The Coca-Cola Co (KO) and PepsiCo, Inc. (PEP) are competing to buy a stake in Chobani
While M&A buzz has
beer stocks in focus, a pair of soft drink makers are also in the news. Specifically, late yesterday, Reuters reported that
The Coca-Cola Co (NYSE:KO) and
PepsiCo, Inc. (NYSE:PEP) are jockeying to
buy a minority stake in Greek yogurt producer Chobani LLC. Wall Street isn't impressed, though, as the stocks are edging lower to the delight of recent put buyers.
For starters, KO is off 0.7% at $41.70, and has lost 1.2% on the year. While the stock bounced back after hitting a late-August annual low of $36.56, it is struggling in the $42 area -- where it stalled about two months ago. Potentially contributing to technical resistance is a
heavy accumulation of call open interest at the October 42 strike, home to 13,836 contracts.
Given these technicals, it should come as little surprise that traders have bought to open KO puts over calls at an accelerated clip in recent weeks. Specifically, the stock's 10-day International Securities Exchange (ISE), Chicago Board Options Exchange (CBOE), and NASDAQ OMX PHLX (PHLX)
put/call volume ratio of 1.04 rests a mere 5 percentage points from a 52-week high.
By contrast, many within the brokerage crowd have kept the faith. In fact, over half of the analysts tracking The Coca-Cola Co still consider it a "buy" or better. From a contrarian perspective, this could lend itself to a future round of downgrades.
PEP has fared better on the charts. Off 0.6% this afternoon at $98.57, the stock has nonetheless advanced 4.2% in 2015. Longer term, the round
$100 century level has served as a notable
layer of resistance for roughly one year.

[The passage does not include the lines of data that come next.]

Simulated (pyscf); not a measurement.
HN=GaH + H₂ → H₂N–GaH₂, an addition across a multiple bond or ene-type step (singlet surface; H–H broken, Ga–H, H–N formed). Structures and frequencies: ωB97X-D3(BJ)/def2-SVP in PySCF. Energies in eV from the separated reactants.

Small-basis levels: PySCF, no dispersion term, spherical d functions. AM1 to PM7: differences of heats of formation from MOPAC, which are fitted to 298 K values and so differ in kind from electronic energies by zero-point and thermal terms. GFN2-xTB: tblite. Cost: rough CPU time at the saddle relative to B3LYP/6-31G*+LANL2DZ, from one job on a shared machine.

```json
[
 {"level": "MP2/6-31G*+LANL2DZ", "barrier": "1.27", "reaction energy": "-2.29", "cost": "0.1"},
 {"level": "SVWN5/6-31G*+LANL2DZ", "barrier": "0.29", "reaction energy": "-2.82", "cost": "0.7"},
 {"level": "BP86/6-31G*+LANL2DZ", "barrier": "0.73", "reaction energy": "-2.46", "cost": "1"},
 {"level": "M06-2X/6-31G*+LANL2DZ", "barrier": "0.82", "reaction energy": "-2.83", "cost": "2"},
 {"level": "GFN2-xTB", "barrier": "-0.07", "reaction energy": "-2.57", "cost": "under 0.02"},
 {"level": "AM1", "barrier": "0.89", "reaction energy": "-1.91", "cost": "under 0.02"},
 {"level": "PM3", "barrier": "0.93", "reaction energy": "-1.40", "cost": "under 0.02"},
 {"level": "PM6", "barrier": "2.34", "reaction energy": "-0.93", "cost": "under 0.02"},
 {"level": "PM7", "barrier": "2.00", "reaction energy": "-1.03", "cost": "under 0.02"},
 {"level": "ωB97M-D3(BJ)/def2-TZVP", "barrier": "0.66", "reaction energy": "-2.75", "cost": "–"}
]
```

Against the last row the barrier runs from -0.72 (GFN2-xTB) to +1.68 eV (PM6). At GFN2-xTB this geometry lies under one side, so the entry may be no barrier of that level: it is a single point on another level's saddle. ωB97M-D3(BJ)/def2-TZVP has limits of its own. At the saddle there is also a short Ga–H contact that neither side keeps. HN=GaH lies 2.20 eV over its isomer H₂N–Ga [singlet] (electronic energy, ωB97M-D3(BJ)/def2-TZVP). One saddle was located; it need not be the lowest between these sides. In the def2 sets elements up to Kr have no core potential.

If PEP can break north of $100 -- and top its all-time high of $100.76 -- option bears could get forced to the exits. The equity's 50-day ISE/CBOE/PHLX put/call volume ratio of 1.03 outstrips 96% of comparable readings from the prior year. Conversely, analysts are already in PepsiCo, Inc.'s bullish corner, doling out 14 "buy" or better ratings, compared to three "holds" and not a single "sell."